Tales of reincarnation from Ancient Egypt

The extraordinary life of Dorothy Eady ..............(Om Seti).
 Tales of reincarnation and past-life memory are rarely proven. In some instances the recollection seems fanciful and speculative, in others the information may be provocative and the details unique.

   One of the most convincing examples of the latter in modern times is the extraordinary life of Dorothy Eady, an Englishwoman born at the turn of the 20th century who later became known to many as Omm Sety. Portions of her life have been documented in books and on film in recent times, describing her conscious memory of a life as a priestess in ancient Egypt, which began to awaken at the age of three following a serious fall. She told the dramatic story of how it came about candidly to many people, and made no apologies for her peculiar interest in this past life or for her remarkable affinity with a well-known monarch of Egypt's 19th Dynasty, Pharaoh Sety I (c. 1320-1200 B.C.E.).

   I came to know Omm Sety at a dramatic time in my own life, when I made my first pilgrimage to Egypt in 1976. I had begun a temple practice in the canon of the ancient Egyptian religion, and was determined to find answers to my questions about this long-forgotten spiritual work and its meaning in the present day. Books on Egyptology and arcane religions did little to satisfy my confusion about what it meant and why I was doing it. I knew the solution had to exist in Egypt.

   It was there that I met Omm Sety and with her encouragement, began my own journey of awakening, just as she had decades earlier.


Dorothy Eady’s Transformation

 Born January 16, 1904 in London of Irish parents, Dorothy Eady was headstrong and more than a handful to her parents as an only child. After her early childhood accident (in which the attending doctor had initially pronounced her dead), the door between her past life in ancient Egypt and her present persona fully opened, and she began to regularly dream of being in an Egyptian temple. At times, she believed that she actually visited the temple at night, in her astral body.
Omm_Sety_Bastet

   Eventually, she discovered that the temple in her dreams really existed, at the ancient site of Abydos in Upper Egypt. As she grew up, she sought more information about this place and just about everything Egyptian, telling her parents longingly that she “wanted to go home.”

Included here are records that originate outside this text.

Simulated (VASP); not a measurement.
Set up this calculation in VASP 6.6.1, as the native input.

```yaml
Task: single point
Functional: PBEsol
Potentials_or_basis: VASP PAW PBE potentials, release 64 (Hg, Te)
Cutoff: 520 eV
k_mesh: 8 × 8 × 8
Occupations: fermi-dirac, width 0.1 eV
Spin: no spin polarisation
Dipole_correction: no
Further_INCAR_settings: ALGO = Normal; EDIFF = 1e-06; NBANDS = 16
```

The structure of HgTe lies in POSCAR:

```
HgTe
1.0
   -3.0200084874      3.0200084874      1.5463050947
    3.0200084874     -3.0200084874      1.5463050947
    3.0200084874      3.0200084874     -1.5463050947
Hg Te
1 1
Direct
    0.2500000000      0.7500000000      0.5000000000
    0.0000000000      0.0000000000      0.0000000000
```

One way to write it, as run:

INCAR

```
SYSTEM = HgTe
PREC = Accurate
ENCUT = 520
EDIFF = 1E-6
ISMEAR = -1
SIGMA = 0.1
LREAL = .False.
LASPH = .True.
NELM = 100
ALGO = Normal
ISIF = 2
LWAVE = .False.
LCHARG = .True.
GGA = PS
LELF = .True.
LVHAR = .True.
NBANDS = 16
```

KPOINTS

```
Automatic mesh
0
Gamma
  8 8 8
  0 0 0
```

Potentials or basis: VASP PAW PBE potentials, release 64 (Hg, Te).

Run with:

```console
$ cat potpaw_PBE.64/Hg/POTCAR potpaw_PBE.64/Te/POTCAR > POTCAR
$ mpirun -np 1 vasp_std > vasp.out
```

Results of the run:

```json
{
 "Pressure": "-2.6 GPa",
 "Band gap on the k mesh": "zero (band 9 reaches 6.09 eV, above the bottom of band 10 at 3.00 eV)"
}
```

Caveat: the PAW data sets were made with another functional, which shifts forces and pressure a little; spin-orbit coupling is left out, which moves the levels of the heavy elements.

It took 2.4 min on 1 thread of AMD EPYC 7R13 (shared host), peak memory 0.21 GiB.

   She read every book and listened to every story about Egypt, and had the good fortune to be living near the British Museum. There, she befriended and learned hieroglyphs and Egyptian history from the eminent Keeper of Egyptian and Assyrian Antiquities, Ernest A. Wallis Budge, whose prolific books on Egyptian myth and magic are still in print today.


                                 

    Dorothy did these things not under the tutelage of her parents or mentors, but solely on her own, and this was to be her pattern for the rest of her life. After a sporadic education that was interrupted by the first World War, she agreed to marry an Egyptian man in 1933, admittedly so that she could go to live in the world of her dreams. The match lasted only two years because, “He was ultra modern, and I was ultra ancient,” she said about the split. They had one son, whom she insisted on naming Sety. Years later, she adopted the name Arabic name Omm Sety “mother of Sety,” which designated her identity thereafter.

      She eagerly accepted work at Giza, assisting some of the eminent egyptologists of the day, including Selim Hassan and Ahmed Fakhri. Serving as amanuensis and drafts person, she provided invaluable support to those who excavated and recorded the extensive cemeteries and pyramid complexes of Lower Egypt.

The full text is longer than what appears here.